By ELISE STAHL
In August 2016, I decided to try the Whole30 diet. For 30 days, I ate no gluten, dairy, legumes, sugar or additives.
I had never done something like that and, as wimpy as it sounds to say, it was one of the scariest challenges of my life. But I made myself do it.
Along the way, I talked to many people about my endeavor. As I passed up appetizers and desserts at social events, I inevitably received the question, “Why?”
As I explained, I received a unanimous response from everyone: “Oh. Good for you. I could never do that.”
I hear that line from people all the time. “I could never…” run a 5K, or give something up for a month, or perform in front of an audience, or what have you.
“I could never do that” is a response programmed by fear: the fear of stepping outside your comfort zone. The fear of the unknown. The fear of failure.
The moment you say you could never do something, you cut yourself off from something new. You lose the opportunity to challenge yourself and grow as a person.
I get it: everyone is in pursuit of a life free from pain, awkwardness and failure.
But living in fear of those three things doesn’t make life any happier. They are necessary parts of the human experience. Working to overcome them is the key to a fulfilling and truly happy life.

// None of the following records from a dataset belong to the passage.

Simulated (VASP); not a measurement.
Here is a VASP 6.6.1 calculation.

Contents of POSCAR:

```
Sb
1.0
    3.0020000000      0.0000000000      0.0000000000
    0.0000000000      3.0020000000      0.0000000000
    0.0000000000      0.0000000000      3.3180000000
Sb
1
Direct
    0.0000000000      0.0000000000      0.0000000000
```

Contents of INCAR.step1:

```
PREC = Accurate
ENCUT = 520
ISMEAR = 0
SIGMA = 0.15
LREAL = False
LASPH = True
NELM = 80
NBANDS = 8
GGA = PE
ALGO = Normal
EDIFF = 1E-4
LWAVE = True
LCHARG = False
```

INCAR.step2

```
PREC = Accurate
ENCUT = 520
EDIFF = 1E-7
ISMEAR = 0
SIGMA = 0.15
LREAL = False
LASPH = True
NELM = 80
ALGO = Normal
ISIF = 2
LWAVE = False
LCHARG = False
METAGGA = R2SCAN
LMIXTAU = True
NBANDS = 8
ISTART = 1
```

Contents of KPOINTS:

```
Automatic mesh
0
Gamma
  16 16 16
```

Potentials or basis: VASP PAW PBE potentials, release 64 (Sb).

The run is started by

The only way to conquer them … is to face them.
Now don’t get me wrong. It’s not easy. But when you do something that makes you uncomfortable, you remove the fear factor. You take away its power over you. Not only that, but you build confidence that can help you tackle the next challenge that lies ahead.
Because once you’ve done one thing you thought you could never do, why can’t you do another?
So I encourage you: The next time someone mentions something they’re doing that automatically makes you think “I could never do that,” stop. Ask them questions. Think about it.
Maybe, just maybe, it’s a challenge you could take on yourself.
Elise Stahl is always finding new challenges to master. She is learning to embrace the uncomfortable and face her fears with confidence.